Post by chrismahon » Mon May 20, 2019 1:19 pm

We're in Gasconny Tiny_Tam, or more precisely in the South Central part of the Gers, which is in the far Southwest of France. Yes you are right about the climate varying considerably across the country. Step outside this just tiny area and you will notice increases in wind and rain/thunderstorms. Just 30km to the Northeast snow in Winter is normal whereas we rarely get any and it stays for just a few hours. The wind and rain 30km to the West can be extreme and they are on flood alert at the moment. To the South 20km and it's the mountain weather. To the North is 'thunderstorm alley' running from Bordeaux to Agen and including the Dordogne. 2hours to the West and the wind really starts, from Toulouse right across the Mediterranean.

As you say, trees make a big difference. We have hit 42C and good shade is essential but we chose a property with hills and trees protecting our North and West from extremes of wind. Our last place was exactly 10km North and on the top of a hill. Great views of the Pyrenees but the wind was horrendous-nothing shelters you from 100km/hr near horizontal rain. We had 75mm of rain once in 45 minutes which went through the wood wall of our shed and flooded it.
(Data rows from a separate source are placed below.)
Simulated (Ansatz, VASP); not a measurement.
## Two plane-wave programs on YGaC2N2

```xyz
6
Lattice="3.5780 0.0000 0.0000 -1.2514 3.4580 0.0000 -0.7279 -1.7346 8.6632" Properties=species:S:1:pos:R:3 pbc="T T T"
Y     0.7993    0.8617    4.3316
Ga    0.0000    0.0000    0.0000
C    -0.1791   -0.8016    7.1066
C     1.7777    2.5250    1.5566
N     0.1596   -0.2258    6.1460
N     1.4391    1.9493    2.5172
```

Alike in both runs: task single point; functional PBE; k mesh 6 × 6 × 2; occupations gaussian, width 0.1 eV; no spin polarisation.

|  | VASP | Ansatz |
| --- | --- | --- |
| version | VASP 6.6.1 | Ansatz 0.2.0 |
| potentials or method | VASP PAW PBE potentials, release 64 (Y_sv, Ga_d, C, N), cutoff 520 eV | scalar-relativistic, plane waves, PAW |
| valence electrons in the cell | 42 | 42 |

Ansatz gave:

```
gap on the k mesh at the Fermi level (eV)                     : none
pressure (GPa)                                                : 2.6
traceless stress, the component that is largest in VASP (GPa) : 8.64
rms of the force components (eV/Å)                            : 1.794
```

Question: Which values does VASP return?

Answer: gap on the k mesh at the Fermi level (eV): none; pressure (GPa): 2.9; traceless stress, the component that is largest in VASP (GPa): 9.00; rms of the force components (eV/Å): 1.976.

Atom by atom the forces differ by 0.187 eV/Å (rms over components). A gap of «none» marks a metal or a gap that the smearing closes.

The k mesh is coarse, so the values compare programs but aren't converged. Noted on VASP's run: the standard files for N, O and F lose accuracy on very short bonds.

As I mentioned earlier, sheds down here are built differently to cope with the humidity extremes 20-100%. We threw away our tumble dryer as clothes can be dried quickly outside in Winter when the humidity is lowest. You could spend ages looking at forecasts to pick a place to live and still be wrong as 'microclimates' are all over the place. We were here 5 years before we knew exactly what to look for (and avoid) and by sheer luck we found this place just after we sold in the UK. Our biggest problem really is water storage for the veg plot, but we have a solution I think?